Statement From Southern California Edison:
Southern California Edison is confident that exhaustive research by global experts demonstrates the safety of SCE’s conservative plan to restart San Onofore Nuclear Generating Station. SCE welcomes the opportunity to review this independent analysis at public meetings next month, including a Nuclear Regulatory Commission (NRC) meeting on Feb. 12 in Capistrano Beach, CA. The NRC scheduled the meeting to review SCE”s plan to address steam generator tube degradation at San Onofre. In addition, SCE will share its tube wear insights at an NRC meeting and webcast Feb. 7 in Rockville, MD regarding nuclear industry steam generator tube wear experience.

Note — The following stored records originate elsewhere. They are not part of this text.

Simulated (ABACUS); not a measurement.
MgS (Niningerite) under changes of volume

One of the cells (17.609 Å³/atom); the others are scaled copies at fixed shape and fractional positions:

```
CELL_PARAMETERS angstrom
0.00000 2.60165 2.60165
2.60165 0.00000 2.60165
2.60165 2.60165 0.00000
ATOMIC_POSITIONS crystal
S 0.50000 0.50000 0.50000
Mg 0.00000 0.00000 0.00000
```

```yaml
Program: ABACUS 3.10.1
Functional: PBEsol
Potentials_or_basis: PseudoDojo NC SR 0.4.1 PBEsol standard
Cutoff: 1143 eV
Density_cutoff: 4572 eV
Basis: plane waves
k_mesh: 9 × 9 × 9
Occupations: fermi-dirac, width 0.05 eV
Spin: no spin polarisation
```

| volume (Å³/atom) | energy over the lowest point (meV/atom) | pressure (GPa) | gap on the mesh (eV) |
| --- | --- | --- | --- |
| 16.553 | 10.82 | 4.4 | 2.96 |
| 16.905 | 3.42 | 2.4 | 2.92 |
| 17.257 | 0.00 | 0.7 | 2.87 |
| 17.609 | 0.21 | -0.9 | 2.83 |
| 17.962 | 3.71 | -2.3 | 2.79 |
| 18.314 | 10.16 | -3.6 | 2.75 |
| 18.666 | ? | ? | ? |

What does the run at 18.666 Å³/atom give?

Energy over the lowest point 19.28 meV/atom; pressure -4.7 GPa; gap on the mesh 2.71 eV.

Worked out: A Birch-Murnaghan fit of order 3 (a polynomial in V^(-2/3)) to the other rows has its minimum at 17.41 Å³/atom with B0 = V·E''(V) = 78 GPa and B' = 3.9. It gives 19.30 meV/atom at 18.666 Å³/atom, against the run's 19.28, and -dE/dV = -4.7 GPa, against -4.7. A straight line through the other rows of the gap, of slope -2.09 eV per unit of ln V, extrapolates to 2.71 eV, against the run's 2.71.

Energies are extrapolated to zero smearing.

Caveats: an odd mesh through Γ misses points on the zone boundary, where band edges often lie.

In addition to participation in public meetings, SCE has demonstrated its transparency by giving the public easy access to more than 170,000 inspections and analysis that confirm the safety of the Unit 2 restart plan. SCE’s restart plant and supporting documents, including ongoing replies to the NRC, are available at www.SONGScommunity.com
SCE has continued to emphasizes that a critical review by the NRC of the company’s plan to restart Unit 2 is important to both the public and SCE. Safety remains SCE’s top priority and we are confident that when implemented, the Unit 2 restart plan will get San Onofre Unit 2 back to providing reliable and clean energy to Southern Californians.